Sunday, 27 January 2008

Working class day dress 1820's

It's long been a worry for me that we mostly make glamorous evening dress or court dress when we reconstruct period clothing, possibly with the exception of Viking or early Medieval. I guess we all aspire to being a Lady or a Princess etc. Even most blokes want to be a knight, or a king, or a dandy, or Luke Skywalker, not the lowly townspeople in the tavern in a Star Wars movie.

I'm researching Australian convict women's clothing at the moment, for an exhibition in August in Parramatta which will be touring around Australia. So I'm looking for images and drawings of everyday clothing worn by the working class.

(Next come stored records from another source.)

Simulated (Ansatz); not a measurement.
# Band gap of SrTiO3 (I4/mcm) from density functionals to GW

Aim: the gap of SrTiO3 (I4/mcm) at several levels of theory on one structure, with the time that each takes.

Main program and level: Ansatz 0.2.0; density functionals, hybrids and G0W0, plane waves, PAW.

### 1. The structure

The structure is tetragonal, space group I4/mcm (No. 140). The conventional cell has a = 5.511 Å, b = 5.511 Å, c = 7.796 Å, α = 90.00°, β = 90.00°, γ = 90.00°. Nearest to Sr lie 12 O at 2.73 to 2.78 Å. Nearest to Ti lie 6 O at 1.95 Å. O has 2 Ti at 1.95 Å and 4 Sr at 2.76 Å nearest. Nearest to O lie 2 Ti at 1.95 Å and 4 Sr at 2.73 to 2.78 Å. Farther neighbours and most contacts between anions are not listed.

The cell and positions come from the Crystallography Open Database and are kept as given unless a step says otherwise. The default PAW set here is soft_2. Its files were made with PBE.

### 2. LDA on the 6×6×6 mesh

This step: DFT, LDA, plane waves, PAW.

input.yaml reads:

On Saturday I volunteered at Hambledon Cottage Parramatta and wore a dress I sewed up on Friday. I had pulled out my Regency evening dress to wear on Thursday, but then had a change of heart. The temperature was predicted to be very warm and that dress is silk taffeta, so I thought it might be a bit warm to wear all day. I thought it was high time the working class was represented, so I graded up the pattern I made for Elizabeth Farm guides' costumes, changed a few details, pulled out some pre-washed 100% cotton fabric and started stitching!

The photos show the front bodice in detail, and the back bodice and sleeves. The seams are piped and there are small imitation mother of pearl buttons down the back. I may change the buttons and work over the buttonholes by hand in the future, but you understand that this dress was produced on a strict timetable, LOL. I tried to keep the visible machine stitching to a minimum, but the seams are overlocked internally. I wore my 1825 chemisette with collar (from Jean Hunisett's excellent Theatrical Costume for Stage and Screen) under the dress, a calico petticoat with a long frill on the bottom, and an 1820's cotton cap. I did cheat with the cap a little, since I have short straight hair. I slicked back my fringe with hair spray and sewed a small plastic comb at the top of the band to hold the cap on my head at the required place. It didn't move all day, and I got quite a few compliments on the outfit. The photo at the house was taken by a visitor, sorry about the quality, LOL.

1 comment:

Mandy said...

It really looks good. Do you find it easy to find all the information you need to make your costumes authentic?